I know that “Enough” will be compared with “Sleeping with the Enemy,” the Julia Roberts thriller, but there’s all the difference in the world between the two stories, or to be more exact, the two male villains. Both films are about psychotic husbands stalking after their wives who have run away from them, but while the villain in “Sleeping with the Enemy” had a real point of view, a believably psychotic grudge, the villain in “Enough” is just a wind up toy. He just keeps going and going until he gets knocked down. There’s no clue as to how he lives and breathes. He was born two hours ago.
“Enough” begins with a meet cute between the husband(Bill Campbell), a sweet-natured businessman who falls in love with Slim(Jennifer Lopez), a waitress. They marry, have a child, but then one day, Slim finds evidence of an affair. When she confronts her husband Mitch, he turns violent and explains to her that she is nothing more than his slave. Slim escapes with the child, moving from town to town, while Mitch, with all kinds of resources at his disposal, hunts after her.
Who is Mitch exactly and what does he think of himself? There’s not a clue in “Enough” as to what makes his villain tick. He transforms early in the film into an obsessive, paranoid madman, but why? He reminds me of the villain in a movie called “The Hitcher,” a film about a psychotic who hitches a ride with a motorist and then sadistically frames and tortures the young innocent with no explanation of his actions or origin. Mitch is like that. As the Lopez character moves with her child from town to town, navigating a maze of crooked cops(who are on Mitch’s payroll) and different identities, we’re just pleading for some explanation of Mitch’s motives. He can’t be obsessed with getting his child back because he tries to kill her and Lopez by driving them off the road. Because he’s committed adultery early in the film it takes away all of the righteous indignation that the Patrick Bergin character in “Sleeping with the Enemy” felt towards his wife. You’ll recall that his character was a neat freak who punished his wife if there was even a speck of dirt on the floor. Mitch is so underdeveloped and dumb that he decides early in the film that sex with Lopez’s character isn’t stimulating enough for him. With Jennifer Lopez? He should be convicted of cinematic perjury.
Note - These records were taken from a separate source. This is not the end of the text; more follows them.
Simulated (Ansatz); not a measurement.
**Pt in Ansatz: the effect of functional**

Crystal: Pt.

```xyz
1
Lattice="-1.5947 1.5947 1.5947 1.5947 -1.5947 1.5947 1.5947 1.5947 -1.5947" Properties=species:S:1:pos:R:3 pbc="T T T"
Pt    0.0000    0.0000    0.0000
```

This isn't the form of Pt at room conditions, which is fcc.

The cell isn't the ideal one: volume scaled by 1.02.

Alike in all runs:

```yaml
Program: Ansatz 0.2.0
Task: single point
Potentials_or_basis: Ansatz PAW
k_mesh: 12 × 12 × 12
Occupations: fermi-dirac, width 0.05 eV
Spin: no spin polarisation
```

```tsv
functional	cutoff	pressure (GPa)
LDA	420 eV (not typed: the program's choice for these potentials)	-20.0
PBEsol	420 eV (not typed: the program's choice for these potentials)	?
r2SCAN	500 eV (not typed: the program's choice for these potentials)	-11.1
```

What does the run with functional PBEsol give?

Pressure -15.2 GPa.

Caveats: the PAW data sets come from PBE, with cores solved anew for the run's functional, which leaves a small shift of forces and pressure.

“Enough” is a very bad film and so was “Sleeping with the Enemy,” but at least that film had a first act. It’s amazing how many weird things you can find believable in movies, but then you see a film like “Enough,” with its seemingly plain, ordinary setting and believability goes to hell. I do not believe for instance that a)any hundred pound woman taking kickboxing lessons would feel empowered enough, or would be encouraged, to fight a man twice her size; b)that teams of cops would risk their careers to cover for a scumbag creep who has very little to offer aside from his money and winning personality; c)that the Mitch character could possibly feel anything towards himself other than disgust. What does he expect to happen anyway? Murder the wife and the kid?
“Enough” has an impressive pedigree, although the title of leading man is one that wooden Bill Campbell does nothing to deserve. He doesn’t get any help. “Enough” was directed by Michæl Apted, an old craftsman, and it was written by Nicholas Kazan whose written some good movies like the great “Reversal of Fortune.” Jennifer Lopez remains a fetching star, so what happened? Maybe “Enough” was such easy work for all parties involved that the project seemed like a respite from more demanding and riskier stuff. “Enough” is a graceless and miserable film from which I’m sure they’ll all recover from, a whole lot sooner than I will, or the people who work at the abused women’s hotline.